NC Budget and Tax Center, The State of Working North Carolina

The State of Working North Carolina: Policy Options for Addressing the Jobs Crisis

As shown in the recent report on the State of Working North Carolina, many families and workers across the state lost ground during the 2000s.  During this “lost decade,” workers experienced stagnant or falling wage growth, anemic job growth in the recovery from the 2001 recession, and the catastrophic job losses of the Great Recession of 2007-2009.  And in the three years since the formal end of the Great Recession, North Carolina has struggled to make up this lost ground—unemployment remains persistently high, with at least three workers for every available job opening.

In the face of this challenge, policy makers need to promote solutions that address the immediate crisis in employment and establish long-term path for building a sustainable employment base for the industries of the future.

Given the immediate need to bring down unemployment in the short term, policy makers can start by simply choosing to not make the problem worse through misguided public sector layoffs.  Just like private sector layoffs, government layoffs increase the number of people out of work.  And given that there are already nearly three times the number of people looking for work than there are job openings, these public sector layoffs only serve to increase overall unemployment and hold back private sector job growth: those former government workers—now unemployed workers—no longer have paychecks to spend at private businesses, leaving these private businesses with less money to hire new workers.

Moreover, these misguided policies also hurt private businesses by reducing key public investments in education, roads, and research and development—investments that improve business productivity, grow profits, and create jobs and the conditions for long-term job growth.

A second important short-term solution geared specifically for the private sector involves promoting work-sharing policies among employers.  In work-sharing arrangements, employers who would otherwise be forced to lay off workers due to macroeconomic circumstances beyond their control (like a recession), could instead reduce full-time workers to part-time status, allowing companies to reduce labor costs without sacrificing productivity or incurring the cost of retraining when the economy turns around and they look to rehire.  These part-time workers are then eligible for reduced unemployment insurance benefits to make up the difference between their former full-time salary and their new part-time salary.

Such a proposal helps businesses keep skilled workers, and contributes to a strong consumer demand for the goods and services produced by other private businesses.  Work-sharing programs currently exist with strong employer support in 26 states, including Florida, Texas, and Arizona.

Along with meeting the immediate challenge, policy makers must prepare for the long-term economic demands of the future by targeting the right kind of firms—those that pay good wages, provide benefits, and are in industries likely to experience significant growth over the next decade—for attraction, retention, and small business development.
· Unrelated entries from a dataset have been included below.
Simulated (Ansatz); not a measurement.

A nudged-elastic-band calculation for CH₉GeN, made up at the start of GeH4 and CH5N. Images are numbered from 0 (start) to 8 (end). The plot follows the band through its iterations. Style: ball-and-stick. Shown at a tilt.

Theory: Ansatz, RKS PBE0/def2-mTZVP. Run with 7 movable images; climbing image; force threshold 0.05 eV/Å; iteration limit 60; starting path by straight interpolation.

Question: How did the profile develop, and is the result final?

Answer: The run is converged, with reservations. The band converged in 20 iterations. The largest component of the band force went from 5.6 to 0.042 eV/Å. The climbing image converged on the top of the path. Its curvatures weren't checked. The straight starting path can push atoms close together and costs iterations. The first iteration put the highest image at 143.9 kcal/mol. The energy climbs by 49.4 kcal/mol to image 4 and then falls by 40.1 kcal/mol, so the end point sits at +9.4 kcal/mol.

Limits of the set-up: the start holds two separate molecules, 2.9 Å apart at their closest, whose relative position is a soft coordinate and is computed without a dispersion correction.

These are the jobs of the future, but in order to create these jobs, the state needs to prepare the workforce to take advantage of them. One key policy involves the creation of career pathways—programs that facilitate workers movement from low-wage work into higher-skill, higher-wage employment through multi-tiered training and certification standards tied to formal career mobility ladders in targeted private-sector industries.

One example of a formalized career pathway is the “work keys” program common in automotive manufacturing industries in the U.S. South. Work keys provide workers a series of widely recognized certifications demonstrating mastery of an increasingly difficult set of skills pegged to positions with increasing responsibilities within automotive manufacturing companies. This allows workers to integrate skill development with upward mobility within their industries, creating pathways to better training, higher wages, and ultimately more successful careers.

In the face of the jobs crisis facing North Carolina, these long-term and short-term policies can play a critical role in putting people back to work and ensuring widely shared prosperity for all of the state’s residents.

 

6 Comments

  1. Nonanon

    September 4, 2012 at 4:36 pm

    I see, don’t lay people off, and workshare, really?

    We’re in the midst of an inflationary depression, with no end in sight, and you would apply band-aids.

    The problem isn’t with state spending, it’s out of control federal spending, which has replaced private sector investment. Let’s call a spade a spade, and admit until federal spending is brought under control, nothing else will be fixed. If it isn’t, unemployment is going to seem a minor annoyance.

  2. Allan Freyer

    September 4, 2012 at 5:54 pm

    The problem with claiming an inflationary depression is the absence of either inflation or a depression. According to standard benchmarks, CPI comes in at about 1.4%, which is extremely low historically (http://inflationdata.com/inflation/Inflation_Rate/CurrentInflation.asp), and GDP has grown for 12 straight quarters, albeit anemically. By definition, recessions (or depressions) don’t occurr without two straight quarters of negative growth in GDP.

    So given the nonexistent threat of inflation, how is cutting federal spending good for the economy?

  3. Alex

    September 4, 2012 at 7:18 pm

    Allan , do you not understand what a $16 trillion deficit will eventually do to an economy… a debt that grows by $10 million every minute of the day ?

  4. david esmay

    September 5, 2012 at 10:35 am

    Alex, apparently Bush, Ryan, Boehner, and McConnell didn’t when they threw care to the wind on their massive right-wing spending spree.

  5. Nonanon

    September 5, 2012 at 10:50 am

    You’re using the CPI as the benchmark for inflation and BLS “seasonally adjusted” figures for unemployment, it’s no wonder you don’t see an inflationary depression.

    What about the food stamp rolls, employment rates, wealth inequality? Are any of these red flags for you?

  6. Allan Freyer

    September 5, 2012 at 11:40 am

    Nonanon, thanks for your comment. If you’re arguing that there’s been an increase in economic hardship since 2001, and a corresponding increase in federal assistance to help mitigate that hardship, I completely agree with you. This is pretty much the central focus of this year’s State of Working NC report (which I highly recommend).

    But while these hardships are clearly real and clearly present challenges to far too many NCers, they don’t constitute an inflationary recession. To have an inflationary recession, by definition, we have to have abnormally high inflation and two straight quarters of negative GDP growth, neither of which we have.

    I am sincerely curious as to what measure of inflation you would use instead of CPI that would show that inflation is indeed abnormally high and acting as a drag on GDP. And I’m definately interested in how you would define “depression.”

    Also, what’s wrong with using seasonally adjusted BLS data when talking about employment trends over time?